Written in the form of a diary, kept by the Cameroonian houseboy Toundi, this book looks at Toundi's innocence and his awe of the white world of his masters.

Customer Reviews

5 ratings

houseboy review

"Houseboy" is a stimulating story of life in Arica. It carries you to heights and depths of emotion as the story unveils. It is brief but thorough and easy reading. I could not put the book down!

A Boy's Struggles During Africa's Colonialism!!!

This is a very interesting book. It was used for a class I took in African-American Literature. The book gives an account of a boy, named Toundi, whose dad would beat and curse him. The story is based in Africa. Toundi eventually left his parents home to stay at the European mission. He worked with a priest named, Father Gilbert. Toundi learned how to read and write English. His name was eventually changed to Joseph. His life was filled with changing situations and instability. Upon the death of Father Gilbert he eventually became a houseboy to the Commandant for the area. Certain individuals distrusted him because of a female in the story. The root cause of Toundi's problem was based on a male-female relationship including rumors of emotional affairs. The book shows that beauty on the outside can be misleading. The story has a twist of deceit, adultery, accusations, and power struggle. The setting and storyline is based in Cameroon during a period of colonialism that affected the culture of the people and the society. Toundi had written his story in a diary. It was found during his quest to escape to the Spanish zone from the mission. Unfortunately he died in his quest for freedom from bondage. He should have listened to his mother!

Lovely and accurate story

This story of a boy-servant in Cameroon is fitting example of the cultural contrast between the colonizing French and the indigenous people of Western Africa. This story reminds us that truth and civilization are merely matters of perception. Anyone studying francophone literature should stop to read this short piece.

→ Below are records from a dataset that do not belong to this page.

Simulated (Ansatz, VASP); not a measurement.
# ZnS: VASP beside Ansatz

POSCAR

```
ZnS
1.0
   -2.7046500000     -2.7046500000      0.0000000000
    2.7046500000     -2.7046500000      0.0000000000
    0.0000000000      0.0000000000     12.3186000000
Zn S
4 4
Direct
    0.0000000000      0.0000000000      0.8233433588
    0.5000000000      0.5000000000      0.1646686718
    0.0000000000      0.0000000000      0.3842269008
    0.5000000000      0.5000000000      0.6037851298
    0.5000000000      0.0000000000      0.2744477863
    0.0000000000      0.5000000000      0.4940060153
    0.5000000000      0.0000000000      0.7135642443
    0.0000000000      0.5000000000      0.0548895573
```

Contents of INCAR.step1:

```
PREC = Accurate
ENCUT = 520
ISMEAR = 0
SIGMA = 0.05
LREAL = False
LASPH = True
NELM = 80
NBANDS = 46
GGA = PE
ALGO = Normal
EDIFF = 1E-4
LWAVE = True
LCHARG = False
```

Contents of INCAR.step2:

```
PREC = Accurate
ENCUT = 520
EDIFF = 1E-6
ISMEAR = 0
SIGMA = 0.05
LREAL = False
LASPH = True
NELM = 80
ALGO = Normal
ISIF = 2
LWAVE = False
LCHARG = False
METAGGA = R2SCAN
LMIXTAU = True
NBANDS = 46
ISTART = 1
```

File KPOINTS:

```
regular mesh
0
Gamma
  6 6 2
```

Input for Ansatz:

African Perspective of Colonialism

Houseboy, was written from an African perspective of colonialism by Cameroonian-born Ferdinand Léopold Oyono and is an examination of the complex relationships between Africa's colonialists and catalysts for economic and social change. Considered risqué when first published in 1956, Houseboy added to the growing body of African political literature beginning with the Negritude Movement launched by the Francophone writers in the late 1930's which advanced the idea that literature could serve as an important ideological instrument for African emancipation.Seemingly innocuous on the surface, the story is derived from the diary and observations of a rural African boy named Toundi Ondoua during the pre-independence period from the colonial and missionary occupation of Cameroon. The tale of a young man growing up during this historical timeframe is meant to be systemic of Africans in general, as they too struggle with the impact of colonialism on their identity, society and culture.In conclusion, Toundi's story is ironic and tragic as he gives up his traditional identity and is inevitably drawn into the web of servitude, standing transfixed as his fate and ultimate demise approaches. Toundi's fragile self-esteem and idealistic preconceptions about the Europeans begin to flake and peel like paint from an ancient fula fula (taxi).. Toundi realizes in the end that he belongs not to the world of his village nor to the one of the whites, but is caught in the groundswell of those Africans whose fate became inextricably tied to that of the colonialists and the changing world. Toundi inquires on his deathbed...."Brother, what are we? What are we blackmen who are called French?"

Colonialism from a first-person p.o.v.

In the realm of African fiction, this novel stretches against the myriad of cultural divisions erected through colonialism. Much has been said about African fiction as a form, and of the use of the novel by writers whose cultural roots are based in an oral, dynamic storytelling as opposed to the Western one of static writing. This novel plays on one of those subsets, the first-person diary, and both enforces the reader's identification with the African protagonist while pushing the reader away through choices and actions which may seem alien to a Western audience. Indispensible for anyone with an interest in African writing and/or colonialism and its effects. As with all of my readings in African fiction, I am more struck by the silence the text evokes than the speeches constructed therein. Silence is everywhere in this novel, as well as in the works of writers such as Achebe or Soyinka. I would argue that, in that respect, African writers have co-opted the written forms of the colonial cultures for their own ends; what other group of writers has so consistently and effectively caused the text of the book to evoke the absence of words?